Gilbert's advice to young writers? “Don't worry about being published; concentrate now on your craft, on being masterful.... Make it a ritual, make it a religion. It's divinity, and it takes devotion.... This can be a beautiful life, this work.... Make it your own, and live as if you have no choice about it."
She had these kind things to say about The Telling Room:
"One of the oldest human impulses is to tell stories, to share narrative, and those of us who love the human story always live in fear that this ancient art is being lost, swallowed by technology and modernity. So there was something phenomenally moving for me about discovering The Telling Room—a small, steadfast storefront enterprise in Portland, Maine, where young people from all sorts of backgrounds come willingly (eagerly! sometimes even desperately!) to learn how to better tell their stories. Some of those stories are heartbreakingly autobiographical and some are tremendously fantastical, but all of them do what stories have always done—shape their narrators and change their listeners forever. I love this place. It's a little all-access humanities cottage industry, and it fills me with great hope."
George Saunders
In September of 2007, George Saunders packed SPACE Gallery, 538 Congress Street, and had his audience gasping for breath--gawd, we were all laughing so hard! George Saunders' stories devastate, surge with humor, and somehow retain a sweet compassion for even the saddest of sad-sack characters. Author of three acclaimed collections of fiction, including CivilWarLand in Bad Decline, as well as a novella and a New York Times bestselling children's book, his first book of nonfiction, The Braindead Megaphone, had been released in early September. Saunders stayed afterward to answer questions and then sign books.
As Saunders spoke with his audience, he drew on that afternoon's experience, when he sat in a circle with high school students at the Telling Room's Writing Center. There, he recalled a bright group of kids who listened at turns seriously and then with amusement while Saunders advised them to pay attention to the "lineage of writers" who attracted their readership and "revise, revise, revise!" See below:

First Annual Maine Writers on Maine
In May 2007, over 150 students from eight local schools gathered for a writers’ forum
entitled, “A Sense of Place: Maine Writers on Maine”,
in which four award-winning Maine writers—novelist Monica
Wood, writer Lewis Robinson, state
poet laureate Betsy Sholl, and local spoken
word and hip-hop sensation Sontiago—shared stories about how Maine shapes their work. USM Historian Joe
Conforti moderated and talked a little about the tradition of Maine
writing.
Below: (from left) Sontiago, Gibson Fay-LeBlanc, Susan Conley, Monica Wood, Lewis Robinson, Betsy Sholl, and Joe Conforti after Maine Writers on Maine.

Campbell McGrath
Also in May, the Telling Room presented an evening
with MacArthur Prize-winning poet Campbell McGrath, one of our country's
most original and wide-ranging writers: a poet "who will be forever
nineteen driving a white Impala convertible down the Pacific Coast Highway."

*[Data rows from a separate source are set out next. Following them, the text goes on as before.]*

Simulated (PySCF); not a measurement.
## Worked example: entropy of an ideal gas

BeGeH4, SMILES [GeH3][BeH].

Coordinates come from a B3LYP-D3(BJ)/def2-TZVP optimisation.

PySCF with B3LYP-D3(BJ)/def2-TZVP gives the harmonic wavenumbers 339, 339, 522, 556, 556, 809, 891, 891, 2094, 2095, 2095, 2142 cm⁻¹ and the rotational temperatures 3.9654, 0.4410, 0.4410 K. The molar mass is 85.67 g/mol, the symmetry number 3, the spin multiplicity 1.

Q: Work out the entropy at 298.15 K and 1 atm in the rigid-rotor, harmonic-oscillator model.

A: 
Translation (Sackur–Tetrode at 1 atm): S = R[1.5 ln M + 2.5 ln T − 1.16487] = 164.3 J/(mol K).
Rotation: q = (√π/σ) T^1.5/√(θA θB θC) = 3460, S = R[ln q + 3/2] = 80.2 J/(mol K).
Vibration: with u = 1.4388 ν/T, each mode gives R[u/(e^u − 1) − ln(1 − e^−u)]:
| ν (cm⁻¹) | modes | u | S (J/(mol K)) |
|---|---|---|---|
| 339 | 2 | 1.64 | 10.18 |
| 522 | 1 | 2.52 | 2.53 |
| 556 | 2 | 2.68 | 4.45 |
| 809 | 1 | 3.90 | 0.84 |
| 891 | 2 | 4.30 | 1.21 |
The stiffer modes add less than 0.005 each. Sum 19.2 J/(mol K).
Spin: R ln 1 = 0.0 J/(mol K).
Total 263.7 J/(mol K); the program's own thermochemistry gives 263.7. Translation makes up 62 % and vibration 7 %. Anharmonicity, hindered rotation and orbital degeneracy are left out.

Between the sets of Nate Schrock and Steve Jones of Maine's own acclaimed acoustic band The Coming Grass, McGrath read poems steeped
in the rock and roll music heard on the radio while he criss-crossed the
continent in search of Kerouac's ghost. Earlier in the day, McGrath also met and talked about poetry and music with students at Casco Bay High School and Deering High School.
Dave Eggers and Valentino
Achak Deng
In February, celebrated author Dave Eggers and Valentino Achak Deng spent an evening discussing
their collaboration on the novel, What is the What:
The Autobiography of Valentino Achak Deng, before a sold-out audience of over 500 people in support of The Telling Room. The event, which was co-sponsored by Longfellow Books, the Salt Institute for Documentary Studies, the SPACE Gallery, and
USM, was originally scheduled to be at SPACE, but had to be moved to a larger venue because of the overwhelming demand for tickets. Hear Eggers and Deng's conversation by clicking here.
Prior to his public appearance, Deng had a round-table discussion with fifteen Portland-area students involved in the Story House Project, who are themselves originally from Afghanistan, Iran, Iraq, Somalia, and Sudan. Students read from their own coming to America stories and asked questions about Deng's own journey, his collaboration with Eggers, and the foundation he began to help Sudanese students in the United States and his native land. Of his time with Portland-area students, Deng said, “They are wonderful students! I listened to their stories, which are almost like mine. They are willing to tell their own stories, and they are working with a group of [writers] who are tutoring them through this process. That's the best thing we can do to learn about other people.”
In January of 2006, an inquisitive group of students spent an afternoon session asking author Susan Orlean for her insight on things such as revision, character development, story structure, and truth. Orlean, a staff writer for The New Yorker and author of the best-selling book, The Orchid Thief, said afterward, “I came away thrilled by the entire experience. It’s inspiring to feel you might have stirred excitement in kids that age, and encouraged them to keep reading and writing.”
Novelist Jonathan Lethem, winner of both a MacArthur and National Book Critics Circle Award, came to Portland in October of 2005 and gave a public reading at SPACE Gallery. He also joined a dozen young Telling Room writers from three Portland high schools for a fascinating round-table discussion. Lethem had this to say about his time with Telling Room students: “The kids were unflinching in their curiosity. It's always a pleasure to feel the pulse of younger writers discovering what it is they want to do; I hope it felt as essential for them as it did for me.”